The whole system we’re building consists of subsystems, where AI powers the core module. We have included many containerized models to run the application. For instance, the baseline crop type classification model performs pretty well (over 70%), but this is not the desired performance, so we need to improve it with a data-centric approach. By focusing on the data tuning, we could improve the model performance.

Apart from the open access, what is the appeal of using Radiant MLHub data for you and your colleagues? What are some specific benefits that you are receiving using Radiant MLHub?

Besides easy access to the training datasets, Radiant MLHub has good documentation and start codes. These are very useful to me and anyone else because one does not have to begin from scratch. Furthermore, the Radiant Earth technology team is approachable and easy to reach, either directly on Slack or via email. They tend to respond pretty quickly.

I was also fortunate to participate in the ML4EO training organized by Radiant Earth. This knowledge transfer has allowed me to learn more from their experts.

You’ve mentioned in previous communications that you are also using Radiant MLHub data to expand your knowledge and scope using the data for commercial purposes. Can you share your vision and what value it will add to society in Rwanda?

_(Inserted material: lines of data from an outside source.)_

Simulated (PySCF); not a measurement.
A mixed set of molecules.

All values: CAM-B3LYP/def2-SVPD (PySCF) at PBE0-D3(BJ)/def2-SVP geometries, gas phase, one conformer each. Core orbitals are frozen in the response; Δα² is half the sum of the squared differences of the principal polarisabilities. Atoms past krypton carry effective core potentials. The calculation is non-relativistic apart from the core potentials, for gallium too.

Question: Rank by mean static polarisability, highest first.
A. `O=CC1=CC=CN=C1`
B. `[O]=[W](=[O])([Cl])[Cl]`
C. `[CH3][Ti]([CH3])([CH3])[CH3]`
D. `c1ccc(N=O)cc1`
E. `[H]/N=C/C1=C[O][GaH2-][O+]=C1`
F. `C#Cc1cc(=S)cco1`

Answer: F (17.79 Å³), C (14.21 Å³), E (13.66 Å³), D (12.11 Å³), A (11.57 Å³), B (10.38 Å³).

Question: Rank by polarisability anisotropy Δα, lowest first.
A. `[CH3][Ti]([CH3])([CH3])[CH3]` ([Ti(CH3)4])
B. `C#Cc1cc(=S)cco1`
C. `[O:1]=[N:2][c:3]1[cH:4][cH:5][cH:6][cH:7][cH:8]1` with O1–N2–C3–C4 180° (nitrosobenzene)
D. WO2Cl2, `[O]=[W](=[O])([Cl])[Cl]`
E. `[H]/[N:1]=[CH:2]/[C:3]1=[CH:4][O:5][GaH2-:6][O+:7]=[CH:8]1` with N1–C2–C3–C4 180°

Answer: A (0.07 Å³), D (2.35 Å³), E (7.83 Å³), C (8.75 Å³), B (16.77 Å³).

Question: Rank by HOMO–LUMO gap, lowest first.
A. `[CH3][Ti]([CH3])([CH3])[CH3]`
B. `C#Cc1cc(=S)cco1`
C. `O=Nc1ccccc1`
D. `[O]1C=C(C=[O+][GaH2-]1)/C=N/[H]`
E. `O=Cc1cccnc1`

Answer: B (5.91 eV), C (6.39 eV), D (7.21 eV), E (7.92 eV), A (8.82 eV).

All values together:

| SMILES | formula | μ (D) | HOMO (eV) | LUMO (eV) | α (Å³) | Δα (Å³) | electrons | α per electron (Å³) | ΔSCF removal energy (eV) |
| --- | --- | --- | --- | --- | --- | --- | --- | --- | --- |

I do use Radiant MLHub datasets for my professional development, but also to train other Rwandans. I can do this because of the starter notebooks and tutorials available on the Radiant Github repository. Establishing my startup is one of my main career goals, together with other colleagues who are on board with my vision. We are ideating a mobile web app that would be an intelligence system powered by well-trained ML models, and the primary datasets are remote sensing images. So far, Radiant MLHub datasets are our best option. We believe in the idea of object recognition from high height.

You’ve completed the ML4EO Training of Trainers Bootcamp and are currently busy with the last requirement of training five people. What insights have you learned as a trainer versus being a student, and how does teaching others benefit you?

I have learned that being a trainer is the best way to learn and master things! It exposes you to unheard and unexpected questions, which require reading and sometimes asking more experienced people. Personally, teaching others has boosted my skills in remote sensing, geospatial data analytics, communication, and applying machine learning on EO.

What is your hope for scalable machine learning on satellite data, related to food security and natural disasters like floods in Rwanda? How can what you build be used to scale in the region or even in the rest of Africa?

African countries have common agricultural systems, largely small-scale and subsistence farming, and have similar climate conditions and landscapes (albeit at a regional level). Therefore, it is entirely possible that what works in one African country could also work in other countries on the continent. So I believe a system working well in Rwanda could also work in other African countries with slight modifications and a kind of domain adaptation.

From your perspective, what innovations in machine learning and satellite data analysis can we expect in the next decade, and how do you think it will improve lives in Africa?

With more access to the data, intelligent model repositories, and more Africans in the field of AI to build local solutions, I think machine learning and satellite data will improve food security, disaster management, and urban planning very soon.

This would save more lives and address some of the Sustainable Development Goals (No poverty, Zero hunger, Life on Land, etc. ), leading to the sustainable development of the whole continent.